The cloud data warehouse has given organizations the ability to store and query vast datasets quickly and cost-effectively. For the first time organizations of all sizes can build a single, high-value data asset and use it to drive value across their business.

Why the Modern Data Stack creates a scalable framework

Driven by demand from organizations trying to get as much value out of the data in their warehouse, numerous data tools have emerged. Each tool has become highly specialized in its portion of the data lifecycle and most have many options with which they can be interchanged. For example, there are dozens of BI tools to visualize the data in the warehouse, each excellent at democratizing data within the organization. 

These highly specialized tools come together to form the modern data stack, a scalable, low barrier to entry group of technologies that startups and enterprises alike can adopt to drive immense value from their data. The stack is made up of a few key categories:

  • Behavioral data ingestion | Streaming behavioral event data from web, mobile and other connected devices (wearables, SmartTVs etc.) to describe the full customer journey. This can be used as a basis for deeply understanding users;
  • Transactional data ingestion | Managed data pipelines to import transactional data, in batch or streaming, from SaaS tools and internal databases for Ops reporting and to be joined with behavioral data for richer insights and Customer360;
  • Storage | Cloud data warehouse and cloud data lake as low cost scalable persistent storage solutions and data streams to allow high throughput messaging for low latency access to data by more sophisticated teams for use cases such as real time recommendations;
  • Processing | Batch and streaming data transformation platforms that enable data teams to aggregate, filter and apply business logic to raw datasets in each of the storage media to perform analysis and power decision making;
  • Operations | Reverse ETL makes it easy to act on the output of the computation performed in the data warehouse, such as segmenting by propensity to convert and expected LTV and publishing these segments to marketing platforms to enable better targeting. More broadly, Reverse ETL allows for rich user data from the warehouse to be actioned upon in many SaaS solutions such as CRMs and Product Analytics platforms; Smart Hubs allow for a greater degree of marketing team self serve and help build the user segments as well as activate them in the same destinations as Reverse ETL, as well as being able to ingest from data lakes;
  • Analysis | A long established category of BI tools and Product Analytics tools provide the basis for a self serve culture amongst consumer teams such as Marketing and Product with visualisation and exploration functionality;
  • Intelligence | AI & ML tooling for Data Science teams to build, test and deploy models to identify trends in historic data and predict future customer behavior;
  • Management | Orchestration tooling and frameworks allow engineering teams to manage their data pipelines while data quality monitoring tooling allows for high observability; Data governance tools solve for organizational problems making it easier to scale the number of data producers and consumers.

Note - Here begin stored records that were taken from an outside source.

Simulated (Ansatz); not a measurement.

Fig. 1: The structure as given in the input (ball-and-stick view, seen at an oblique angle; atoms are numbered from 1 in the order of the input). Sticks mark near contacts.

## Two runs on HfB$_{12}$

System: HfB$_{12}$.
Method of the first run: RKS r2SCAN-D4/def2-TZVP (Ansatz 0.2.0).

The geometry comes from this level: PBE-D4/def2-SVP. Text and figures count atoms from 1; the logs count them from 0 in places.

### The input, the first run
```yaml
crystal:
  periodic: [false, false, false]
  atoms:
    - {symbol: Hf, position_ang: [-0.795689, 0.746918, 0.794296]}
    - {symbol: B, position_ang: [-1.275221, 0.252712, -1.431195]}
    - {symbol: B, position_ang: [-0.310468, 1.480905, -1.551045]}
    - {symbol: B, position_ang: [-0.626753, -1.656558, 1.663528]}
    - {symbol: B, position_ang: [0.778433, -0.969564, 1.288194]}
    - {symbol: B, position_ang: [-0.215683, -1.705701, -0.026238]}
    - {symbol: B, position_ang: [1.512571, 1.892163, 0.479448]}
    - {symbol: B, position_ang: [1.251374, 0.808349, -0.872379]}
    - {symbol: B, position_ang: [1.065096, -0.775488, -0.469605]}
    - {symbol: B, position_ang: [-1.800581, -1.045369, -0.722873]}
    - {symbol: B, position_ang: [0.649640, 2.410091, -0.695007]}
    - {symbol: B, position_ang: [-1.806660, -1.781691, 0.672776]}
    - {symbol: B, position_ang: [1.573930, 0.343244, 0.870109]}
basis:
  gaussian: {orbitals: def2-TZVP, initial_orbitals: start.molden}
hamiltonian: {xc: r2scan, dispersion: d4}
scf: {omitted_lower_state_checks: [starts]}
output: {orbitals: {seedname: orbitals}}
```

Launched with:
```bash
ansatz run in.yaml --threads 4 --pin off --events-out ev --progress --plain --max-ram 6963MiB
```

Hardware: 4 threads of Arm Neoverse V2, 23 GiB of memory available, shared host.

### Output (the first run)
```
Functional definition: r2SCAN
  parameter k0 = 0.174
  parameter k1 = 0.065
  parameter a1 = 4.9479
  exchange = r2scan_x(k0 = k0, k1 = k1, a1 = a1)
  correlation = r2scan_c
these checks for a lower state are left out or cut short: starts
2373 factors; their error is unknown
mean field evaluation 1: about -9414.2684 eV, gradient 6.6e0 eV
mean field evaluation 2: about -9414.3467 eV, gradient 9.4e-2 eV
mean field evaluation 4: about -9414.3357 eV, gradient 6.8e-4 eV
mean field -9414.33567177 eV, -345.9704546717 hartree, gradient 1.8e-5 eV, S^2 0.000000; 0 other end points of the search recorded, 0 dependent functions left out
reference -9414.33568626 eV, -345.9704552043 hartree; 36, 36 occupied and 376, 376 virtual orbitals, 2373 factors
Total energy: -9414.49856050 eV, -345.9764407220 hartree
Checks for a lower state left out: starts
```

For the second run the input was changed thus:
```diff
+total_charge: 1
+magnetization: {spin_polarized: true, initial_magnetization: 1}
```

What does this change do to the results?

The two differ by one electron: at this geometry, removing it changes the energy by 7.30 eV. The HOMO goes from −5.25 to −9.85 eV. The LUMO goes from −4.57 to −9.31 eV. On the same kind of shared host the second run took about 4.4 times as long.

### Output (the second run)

Given the number of categories and tools in this ecosystem, the data landscape has become extremely exciting but also increasingly complicated and confusing to map, making it hard for organizations to build and, more importantly, evolve their data platforms. To help organizations with this, we have put together our version of the modern data stack which you can find below.

The Modern Data Stack

How did we get here: The rise of the cloud data warehouse

In September 2020, Snowflake had the biggest software IPO of all time but at the start of the millennium, the idea that every company could have a single source of truth with every customer interaction and company record accessible by the entire business would have seemed far-fetched. There were three technologies that paved the way for the cloud data warehouse to become the defacto source of truth for organisations:

  1. Decades ago, only large companies could analyse large datasets given that vertical scaling of compute resources was needed which required a lot of up front expense. Hadoop kick started the big data revolution in 2006 as it made it easy for organisations to remove hard processing limits and scale compute horizontally rather than vertically.
  2. Most organizations were still limited by the need to invest upfront in compute resources. AWS ushered in the public cloud era removing the need for companies to build and maintain capital intensive server centres. AWS, GCP and Azure made it possible for organisations of all sizes to pay for as much storage and compute resources as they needed on a metered basis. 
  3. The modern cloud data warehouse revolution began with the launch and widespread adoption of Redshift in 2012. 

With Redshift, it suddenly became possible to cost effectively store huge relational datasets and run parallelised queries in SQL, all without owning any of the computers needed to do this. Data teams could write SQL models and analysts could plug in their favourite BI tools like Tableau to build their dashboards faster and with a richer dataset. Far gone were the days of hard processing limits, simple queries that took half a day and large capex to ask questions of your own rich datasets.

This meant that, for the first time, data collection and visualisation could be decoupled, since storage was so cost effective and scalable so organisations could store the data first without worrying too much about the exact structure it was in, then transform it for use by the business. This meant they could create a source of truth upstream of all the business systems that need data, like Tableau. 

Today, most organisations build their data platforms following this ELT approach where they create a centralised data asset in their cloud data warehouse or lake, combining all their source data, that acts as the source of truth for all their business systems and appreciates in value over time. Using the specialised tooling in the Modern Data Stack is the key to building, managing and evolving these data platforms.